On Tuesday, November 6, over 6.5% of Boston voters cast their ballots for Matt Geary, Socialist Alternative’s candidate. Matt was running for an at-large position on the City Council and all voters in Boston could vote for up to four candidates. Over 2% of all votes cast were for Matt, amounting to over 3,000 votes.

Socialist Alternative campaigned almost exclusively in working-class areas, and we got a much higher percentage of the vote in many areas where we had a presence. For instance, at the polling station near Matt’s apartment, in one of the most notoriously crime-ridden and poorest areas of Boston (Upham’s Corner), Matt got well over 20% of all votes cast. In the polling station near my apartment, in a multi-racial working-class area, Matt got over 10% of all votes cast.

This was not a typical election campaign. Matt Geary is only 22 years old, and Socialist Alternative used this election to explain its program rather than to gather votes.

We didn’t spend our time going around to “civic associations” of political junkies that organize their friends and families to vote for candidates based on arbitrary personality traits. We declined all invitations to attend meetings of Democratic Party hacks when they offered. Instead of taking shortcuts to votes, we focused on raising the banner of socialism and explaining our ideas.

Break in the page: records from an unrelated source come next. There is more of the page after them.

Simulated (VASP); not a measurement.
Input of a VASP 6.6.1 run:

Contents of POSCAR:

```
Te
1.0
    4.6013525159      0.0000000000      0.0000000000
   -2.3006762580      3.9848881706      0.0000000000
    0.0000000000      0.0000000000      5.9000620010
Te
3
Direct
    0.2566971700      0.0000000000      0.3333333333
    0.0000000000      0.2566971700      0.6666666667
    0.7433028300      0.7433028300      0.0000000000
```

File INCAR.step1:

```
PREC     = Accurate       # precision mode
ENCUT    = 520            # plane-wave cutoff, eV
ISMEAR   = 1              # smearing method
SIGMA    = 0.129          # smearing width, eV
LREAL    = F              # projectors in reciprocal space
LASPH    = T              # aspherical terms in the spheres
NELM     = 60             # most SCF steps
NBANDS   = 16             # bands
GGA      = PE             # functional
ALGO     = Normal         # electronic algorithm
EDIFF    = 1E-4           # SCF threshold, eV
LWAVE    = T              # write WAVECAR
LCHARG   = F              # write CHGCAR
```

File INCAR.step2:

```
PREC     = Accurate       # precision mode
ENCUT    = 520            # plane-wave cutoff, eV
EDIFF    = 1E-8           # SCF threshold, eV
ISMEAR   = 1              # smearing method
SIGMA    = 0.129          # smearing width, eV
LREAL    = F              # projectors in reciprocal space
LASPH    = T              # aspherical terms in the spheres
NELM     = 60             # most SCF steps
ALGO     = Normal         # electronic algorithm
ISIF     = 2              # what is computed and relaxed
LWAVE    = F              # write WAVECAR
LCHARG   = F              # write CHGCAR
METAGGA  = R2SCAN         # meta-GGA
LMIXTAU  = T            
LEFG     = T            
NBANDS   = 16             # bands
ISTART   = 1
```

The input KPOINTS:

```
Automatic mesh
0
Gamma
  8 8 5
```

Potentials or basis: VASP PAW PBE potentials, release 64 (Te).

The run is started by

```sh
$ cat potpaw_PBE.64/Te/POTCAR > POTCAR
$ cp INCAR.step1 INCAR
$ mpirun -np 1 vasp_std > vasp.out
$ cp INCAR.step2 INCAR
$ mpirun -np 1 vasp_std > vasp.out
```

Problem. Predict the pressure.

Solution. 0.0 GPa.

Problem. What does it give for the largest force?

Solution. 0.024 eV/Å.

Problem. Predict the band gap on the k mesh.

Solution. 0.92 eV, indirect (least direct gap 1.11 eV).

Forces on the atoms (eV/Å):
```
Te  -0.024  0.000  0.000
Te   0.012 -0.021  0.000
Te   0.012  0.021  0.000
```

When we decided to run a candidate for office (for the first time), we did so mainly to learn from the experience. We learned a lot, mostly from our mistakes, but also from our successes. The most fun part of our success was the candidates’ forums, in which we were given a ready-made audience to explain our ideas and expose the politicians. Matt did extremely well, and the Democratic Party politicians’ squirming was a priceless sight.

Campaigning on the streets, we learned a lot about Boston. We didn’t just learn about the electoral system; more importantly, we learned about the issues confronting communities. We found that housing was the key issue facing many communities. We also were brought closer to a community campaign fighting against Boston University’s attempt to put a very dangerous Level 4 bioterror lab in their community.

The most important aspect of the experience is the fact that many young activists got daily experience explaining the ideas of socialism to working-class people in an understandable way. In this way, the importance of the campaign will be seen for years to come.

What we found everywhere in Boston throughout this campaign is that working-class people are fed up. Angry at the lack of affordable housing, sick of the war in Iraq, fed up with the cost of living in the city, infuriated every time they see more condos being built, and tired of the stories every week about one young person killing another on our streets.

Unfortunately, this anger leads to mixed consequences. Anti-immigrant sentiment seems to have gathered some steam, with an outsider candidate running on an anti-immigrant platform getting 4,000 votes. This is an indication of the political polarization, both left and right, taking place in U.S. society. Socialists need to be bold about taking up this question, and we made immigrant rights one of our key issues despite the fact that undocumented immigrants can’t vote.

We distributed tens of thousands of leaflets and well over a thousand of our eight-page election-edition of the Boston Organizer, our local newsletter. Every single piece of material, including our 100 huge red signs, prominently placed the logo of Socialist Alternative. Quite literally, we raised the banner of socialism to more people in Boston than it has been for a long time.

Many people were very impressed with the seriousness of our election campaign, and we have gotten many people interested in joining Socialist Alternative through this work. As the war in Iraq drags on, as the housing situation deteriorates, and as the attacks on working people intensify, struggle is likely to pick up in the U.S.

When this fight intensifies, new activists will look for alternatives on the political and electoral plane. Socialist Alternative does not wish to just stand aside and comment on this process. We want local and state lists of candidates, independent of the two parties, that fight against the rising rents, home foreclosures, and other attacks on our standard of living.

We would contribute to the political struggle for working-class representation whether the broad candidates’ list was explicitly socialist or not. With our experience in Boston, we are now better positioned to intervene in this type of development in a serious way.

In this way, even if only on a very small scale, Socialist Alternative’s campaign in Boston served many purposes. The campaign raised the basic ideas and program of socialism; it was a campaign that consciously built a revolutionary organization; it helped to educate a layer of young working-class activists; and it was a tiny but important step towards working-class political representation.